A diplomatic solution to the fighting looked unlikely as US and Russian diplomats disagreed at a UN Security Council meeting called to discuss the violence, which has escalated since a ceasefire collapsed last week.

Rebels, who are battling President Bashar al-Assad's forces for control of Aleppo, said any peace process would be futile unless the "scorched earth bombing" stopped immediately.

Capturing the rebel-held half of Syria's largest city, where more than 250,000 civilians are trapped, would be the biggest victory of the civil war for Assad's forces.

They have achieved their strongest position in years thanks to Russian and Iranian support and launched a fresh offensive for a decisive battlefield victory on Thursday. Residents and rebels say hundreds have been killed in the new strikes.

In the first major advance of the new offensive, Syrian forces seized control of the Handarat Palestinian refugee camp, north of Aleppo.

Rebels counter attacked and said on Sunday they had retaken the camp before the bombing started.

Planes continued to pound residential areas on Sunday, flattening buildings, rebels and residents said.

The Syrian Observatory for Human Rights, a monitoring group, said at least 45 people, among them 10 children, were killed in eastern Aleppo on Saturday.

The army says it is targeting only militants.

Hundreds of thousands of people have been killed in the civil war and 11 million driven from their homes.

Russia and the United States agreed on Sept. 9 a deal to put the peace process back on track. It included a nationwide truce and improved humanitarian aid access but it collapsed when an aid convoy was bombed killing some 20 people.

US Secretary of State John Kerry, who hammered out the truce in months of intensive diplomacy, pleaded with Russia to halt air strikes.

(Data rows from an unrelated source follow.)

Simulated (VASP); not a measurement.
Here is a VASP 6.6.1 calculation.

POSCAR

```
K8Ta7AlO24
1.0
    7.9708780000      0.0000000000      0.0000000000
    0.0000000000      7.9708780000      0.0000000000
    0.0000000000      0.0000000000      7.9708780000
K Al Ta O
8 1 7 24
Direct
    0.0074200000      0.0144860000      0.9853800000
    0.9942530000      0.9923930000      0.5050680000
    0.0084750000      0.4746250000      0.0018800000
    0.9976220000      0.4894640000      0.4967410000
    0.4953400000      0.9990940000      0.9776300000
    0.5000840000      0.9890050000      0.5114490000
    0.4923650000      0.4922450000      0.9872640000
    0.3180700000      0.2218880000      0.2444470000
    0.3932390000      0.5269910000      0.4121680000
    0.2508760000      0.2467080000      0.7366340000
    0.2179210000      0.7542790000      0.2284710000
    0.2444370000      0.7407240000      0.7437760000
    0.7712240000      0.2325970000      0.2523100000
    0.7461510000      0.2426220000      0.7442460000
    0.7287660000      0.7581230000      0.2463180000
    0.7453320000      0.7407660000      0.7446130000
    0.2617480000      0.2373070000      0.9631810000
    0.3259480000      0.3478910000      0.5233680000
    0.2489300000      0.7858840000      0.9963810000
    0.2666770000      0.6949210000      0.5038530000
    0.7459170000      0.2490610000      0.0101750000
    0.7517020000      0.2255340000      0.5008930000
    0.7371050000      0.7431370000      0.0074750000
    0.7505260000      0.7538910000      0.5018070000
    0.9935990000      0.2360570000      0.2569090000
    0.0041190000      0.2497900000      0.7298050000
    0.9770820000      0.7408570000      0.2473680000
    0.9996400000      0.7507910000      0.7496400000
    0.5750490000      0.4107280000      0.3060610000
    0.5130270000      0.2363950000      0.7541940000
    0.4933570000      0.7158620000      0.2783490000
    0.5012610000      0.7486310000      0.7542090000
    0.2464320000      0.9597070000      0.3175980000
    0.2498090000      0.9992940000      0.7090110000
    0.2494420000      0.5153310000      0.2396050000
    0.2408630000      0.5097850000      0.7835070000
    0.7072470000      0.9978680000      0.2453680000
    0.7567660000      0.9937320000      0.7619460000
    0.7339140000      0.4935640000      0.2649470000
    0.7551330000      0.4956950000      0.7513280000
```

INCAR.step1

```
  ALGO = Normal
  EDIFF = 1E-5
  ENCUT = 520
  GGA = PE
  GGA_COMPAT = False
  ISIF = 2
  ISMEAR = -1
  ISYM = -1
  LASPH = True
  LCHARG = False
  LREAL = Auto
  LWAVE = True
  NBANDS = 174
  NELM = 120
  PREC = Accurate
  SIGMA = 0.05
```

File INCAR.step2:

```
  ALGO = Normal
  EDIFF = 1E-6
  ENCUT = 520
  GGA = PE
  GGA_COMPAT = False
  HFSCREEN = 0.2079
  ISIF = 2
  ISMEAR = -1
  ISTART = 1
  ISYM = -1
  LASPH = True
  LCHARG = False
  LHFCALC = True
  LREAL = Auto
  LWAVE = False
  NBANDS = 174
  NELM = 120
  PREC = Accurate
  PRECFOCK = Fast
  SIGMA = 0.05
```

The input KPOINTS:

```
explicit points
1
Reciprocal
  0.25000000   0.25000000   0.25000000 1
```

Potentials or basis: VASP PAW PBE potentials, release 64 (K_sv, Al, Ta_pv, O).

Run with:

UN Syria mediator Staffan de Mistura appealed to the Council meeting to come up with a way to enforce a ceasefire.
 

Syrian Foreign Minister Walid Al-Moallem accused the US, Britain, and France of convening the Security Council meeting a day earlier in order to support "terrorists" inside Syria. But he said ongoing communications between US Secretary of State John Kerry and Russian Foreign Minister Sergey Lavrov meant a truce agreement brokered two weeks ago is "not dead."

 

Syria's military declared the cease-fire ended one week ago.

 

The spokesman for Russian President Vladimir Putin said the cease-fire in Syria is ineffective, but that Moscow is not losing hope for a political solution to the country's crisis.

 
Outside Aleppo, anti-Assad fighters have been driven mostly into rural areas. Nevertheless, they remain a potent fighting force, which they demonstrated with an advance of their own on Saturday.
 

A second group of rebel gunmen and their families began evacuating from an opposition neighborhood in central Syria this month.

 

Some 120 gunmen and their families are expected to leave the al-Waer neighborhood in the central city of Homs as part of an agreement to restore the government's authority over the neighborhood, Homs Governor Talal Barazi said.